A few miles past this dusty, empty town, beyond the place where the tar road ends and donkey carts start replacing cars, the Ibenstein weaving center sits in a grove of thorn trees that sprout from the dry, red earth.

"You found it," Wolfgang Ramdohr says cheerfully, walking across the dirt courtyard that divides Ibenstein's low-slung, aluminum-topped buildings. His dogs follow him, and then quickly head for the shade.

Mr. Ramdohr and his wife, Anne, run this weaving center, the first place in Namibia to make what are now the country's trademark wool carpets. They are only a few hours from Windhoek, Namibia's capital, but in many ways they are in another world. There was no electricity here until 1990, and until recently a telephone operator had to connect farms to outside lines. Many of the looms are the same as the ones Anne's grandmother ordered built when she started the business in the 1950s; outside, spinners twirl wool by hand.

It is not, at first glance, the sort of place one would imagine as a barometer of global tastes and trends. But in many ways, that's just what Ibenstein is.

The story of what has happened here at the edge of the Kalahari Desert, to Ibenstein, to Namibia's rug art, and to the weavers who make it, is a lesson in globalization. It shows how in today's connected world, even African folk art is affected by changes in regional industry, the whims of Parisian fashion houses, or the shifting values of middle America.
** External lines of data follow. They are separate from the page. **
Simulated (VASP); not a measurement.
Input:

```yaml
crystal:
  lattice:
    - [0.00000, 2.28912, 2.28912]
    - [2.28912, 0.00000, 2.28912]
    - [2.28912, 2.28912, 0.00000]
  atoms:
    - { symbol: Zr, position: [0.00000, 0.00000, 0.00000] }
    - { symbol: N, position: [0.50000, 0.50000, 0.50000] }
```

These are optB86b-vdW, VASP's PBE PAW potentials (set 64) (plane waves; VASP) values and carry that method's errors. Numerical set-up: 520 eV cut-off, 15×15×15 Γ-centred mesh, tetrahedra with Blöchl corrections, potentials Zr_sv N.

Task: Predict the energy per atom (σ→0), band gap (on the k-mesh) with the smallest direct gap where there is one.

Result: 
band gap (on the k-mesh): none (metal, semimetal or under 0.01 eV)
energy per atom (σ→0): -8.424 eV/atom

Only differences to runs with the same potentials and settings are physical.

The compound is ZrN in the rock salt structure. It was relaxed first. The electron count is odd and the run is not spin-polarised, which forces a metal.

"What people here make is definitely connected to trends in other places," says Louise Casserley, an assistant at Johannesburg's Art Africa, a store that highlights indigenous art from around the region.

For instance, she says, recycled and "green" African art is becoming much more popular, in large part because of a growing European and American inclination to buy "sustainable" pieces. And as regional industries ebb and flow – partly because of global demands – local crafters change how they use related materials.

Namibian bracelets made of PVC pipes, colorful South African bowls made from telephone wire, and Zimbab­wean sculpture mad­­e from hubcaps – these all rise and fall with waves of seemingly unrelated consumer demand.

"People have used ingenious things for art," Ms. Casserley says. "They use things that are around." The Ibenstein story starts the way many of these African art tales do: with a byproduct.

In the early 1900s, colonists here were struggling with how to make vast and arid German South West Africa (now Namibia) productive. When they found that farming wasn't working, they tried importing Karakul sheep, a central Asian breed whose pelts were considered the height of fashion throughout Europe.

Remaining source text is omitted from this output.